Total Mechanical Systems v. Sheet Metal Workers’ International Association Local 30
CITATION: Total Mechanical Systems v. Sheet Metal Workers’ International Association Local 30, 2013 ONSC 1922
DIVISIONAL COURT FILE NO.: 17/12
DATE: 2013/04/10
ONTARIO
SUPERIOR COURT OF JUSTICE
DIVISIONAL COURT
Molloy, Herman, Edwards J.J.
BETWEEN:
Total Mechanical Systems Limited and Total Mechanical Systems (2003) Ltd.
Applicants
– and –
Sheet Metal Workers’ International Association Local 30 and Ontario Labour Relations Board
Respondents
David J. Rose, for the Applicants
Ronald Lebi, for the Respondent, Sheet Metal Worker’s International Association Local 30
Leonard Marvy, for the Respondent, Ontario Labour Relations Board
HEARD: March 15, 2013
REASONS FOR DECISION
HERMAN J.
[1] This application for judicial review was heard on March 15, 2013. The Court dismissed the application, with reasons to follow. These are the reasons.
[2] The applicants sought judicial review of three decisions of the Ontario Labour Relations Board in a related employer/successor employer case.
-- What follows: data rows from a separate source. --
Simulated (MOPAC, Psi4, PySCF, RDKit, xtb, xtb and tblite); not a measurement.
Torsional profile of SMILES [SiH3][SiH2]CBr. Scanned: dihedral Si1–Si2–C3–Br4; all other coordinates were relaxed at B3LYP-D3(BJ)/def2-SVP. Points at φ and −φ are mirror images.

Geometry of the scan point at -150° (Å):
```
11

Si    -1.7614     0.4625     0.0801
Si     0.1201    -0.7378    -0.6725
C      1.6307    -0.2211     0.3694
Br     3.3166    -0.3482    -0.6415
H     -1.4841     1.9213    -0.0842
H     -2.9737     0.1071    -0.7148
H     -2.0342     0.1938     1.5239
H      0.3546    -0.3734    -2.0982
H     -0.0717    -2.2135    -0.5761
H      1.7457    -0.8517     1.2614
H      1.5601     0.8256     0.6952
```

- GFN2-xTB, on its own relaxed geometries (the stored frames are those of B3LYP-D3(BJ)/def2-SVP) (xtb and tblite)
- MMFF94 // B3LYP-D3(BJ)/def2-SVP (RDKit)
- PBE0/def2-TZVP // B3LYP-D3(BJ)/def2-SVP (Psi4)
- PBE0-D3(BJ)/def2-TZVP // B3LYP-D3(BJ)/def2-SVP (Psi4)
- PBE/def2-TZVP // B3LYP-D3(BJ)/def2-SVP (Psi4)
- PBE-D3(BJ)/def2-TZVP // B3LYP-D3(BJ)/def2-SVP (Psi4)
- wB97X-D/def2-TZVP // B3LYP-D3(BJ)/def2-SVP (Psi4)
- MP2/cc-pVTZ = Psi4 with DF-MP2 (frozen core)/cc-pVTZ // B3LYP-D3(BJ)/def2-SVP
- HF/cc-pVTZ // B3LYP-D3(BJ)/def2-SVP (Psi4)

[3] In the first decision, dated September 15, 2011, the Board refused the applicants’ request for an adjournment sine die, pending a determination of their civil action against the respondent union but, instead, granted an adjournment of one month. In the second decision, dated October 17, 2011, the Board found that the applicants were one employer for the purposes of s. 1(4) of the Labour Relations Act, 1995, S.O. 1995, c. 1, Sched. A. In the third decision, dated November 24, 2011, the Board refused to exercise its discretion to reconsider its two earlier decisions.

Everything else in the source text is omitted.